But as serious as Morello was about his music, he and Anderson had a running joke about the juxtaposition of their musical affiliations on campus. Anderson, who sang in the Din & Tonics a cappella group, remembers coming home late from gigs in his evening coattails and seeing Morello back from his gig as well, wearing spandex and leopard print.
“‘How was your gig?’ ended up being a kind of running joke between us. We really had a good time just making fun of each other,” Anderson says.
RAGING ON
After Harvard, Morello moved to Los Angeles, where he worked, among other jobs, a brief stint as a male stripper.
“I did bachlorette parties and I’d go down to my boxer shorts. Would I go further? All I can say is thank God it was in the time before YouTube!” said Morello in an interview with CHARTattack in 2009. “You could make decent money doing that job—people do what they have to do.”
After forming Rage Against the Machine in 1991, Morello and the rest of the group enjoyed mainstream success, selling over 16 million records to date. Rage Against the Machine eventually broke up in 2000, though the band has periodically reunited since 2007 to play in concerts around the world.
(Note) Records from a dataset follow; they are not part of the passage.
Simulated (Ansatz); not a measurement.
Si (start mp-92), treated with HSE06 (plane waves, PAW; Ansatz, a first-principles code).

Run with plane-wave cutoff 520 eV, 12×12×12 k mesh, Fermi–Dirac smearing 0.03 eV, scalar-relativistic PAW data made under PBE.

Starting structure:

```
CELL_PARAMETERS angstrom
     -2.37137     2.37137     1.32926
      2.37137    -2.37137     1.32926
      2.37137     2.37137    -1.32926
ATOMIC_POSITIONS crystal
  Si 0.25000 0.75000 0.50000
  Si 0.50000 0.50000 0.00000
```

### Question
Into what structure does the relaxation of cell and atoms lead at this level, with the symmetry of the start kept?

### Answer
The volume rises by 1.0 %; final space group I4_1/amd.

Three of the four members—including Morello—joined forces with the frontman of the now-defunct band Soundgarden to form Audioslave in 2001. Morello also debuted a solo act called “The Nightwatchmen” in 2003 as an outlet for his political views, and most recently, makes up one half of the two-man rap-metal band the Street Sweeper Social Club, which started in 2006.
According to Joseph “Joey Thunder” M. Forbess ’86, one of Morello’s college bandmates, it was clear even in college that Morello had his heart set on making music.
“[After graduation,] I was walking out of Currier with my parents and we saw Tom getting into a van his mother had bought him,” Forbess says. “My mother asked, ‘Hey Tom, where’re you going with that van?’ He replied, ‘I’m going out to California to become a rock star!’ And he did.”